Newark I recently read a fascinating argument by Yascha Mounk, a Harvard instructor in The New Yorker that was wrapped in the cover of a review of some new books trying to puzzle through the political life of the nation currently. The heart of the argument Mounk and some of the cited authors made, to boil it down, was that in these days and times “all politics is national” a rejoinder to the classic expression from former Speaker of the House and Democrat from Massachusetts Tip O’Neil that “all politics is local.”
Much of this argument was hung on a current book by the University of Pennsylvania’s Daniel J. Hopkins called The Increasingly United States. So, full disclosure, I’ve just added the book to my Kindle, but haven’t read it yet, so I can’t pretend to do justice to him and the rightness or wrongness of his argument, but I can follow Mounk’s argument pretty well.
There is a lot going for it. National party platforms have become more easily distinguishable. Issues are more ideological, though the divisions in both parties between moderates and extremes within these platforms are stark, there are signposts that are easily observable by most voters. Certainly, communications through daily news channels have become heavily nationalized with less and less local coverage past the blood and gore, traffic and crime beats.
The point is made that voters “have grown less able to name their governor and less likely to vote in local elections.” The structure of the ballot and the diminishment of standard civics undoubtedly plays a role as well, but there has been a falloff from the top to the bottom of the ballot virtually forever unless there are heated local contests.

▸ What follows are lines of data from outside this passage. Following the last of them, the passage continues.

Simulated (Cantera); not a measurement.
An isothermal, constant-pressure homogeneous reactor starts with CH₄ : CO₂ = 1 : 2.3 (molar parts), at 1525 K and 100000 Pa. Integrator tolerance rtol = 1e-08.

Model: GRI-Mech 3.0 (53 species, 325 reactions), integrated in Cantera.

I don’t want to quibble though. The real issue that leaves me scratching my head as I try to absorb this argument is less about politics and more about power. Parties are still pretty weak in resources, structure, and their roles in daily life outside of the direct election cycle, so it is hard for me to believe that they have reached peak power in our democracy in the way being speculated in these reports.
Power is still very diffuse. The impact of money is huge and the right with the Koch’s and the left with the Steyer’s have proven that money is especially powerful in moving the dial in the more localized frameworks of states and cities. The way power devolved to the states and the stark differences between life and citizen expression and benefits in blue versus red states, Democratic versus Republican states, continues to make a case that pretending that all politics is national puts all of us in peril.
The truth still remains that without a strong local base, it is hard to move the political needle nationally. My advice for what it is worth continues to be: don’t move to Washington. If you want to change the country, dig deep, and do the job where you are.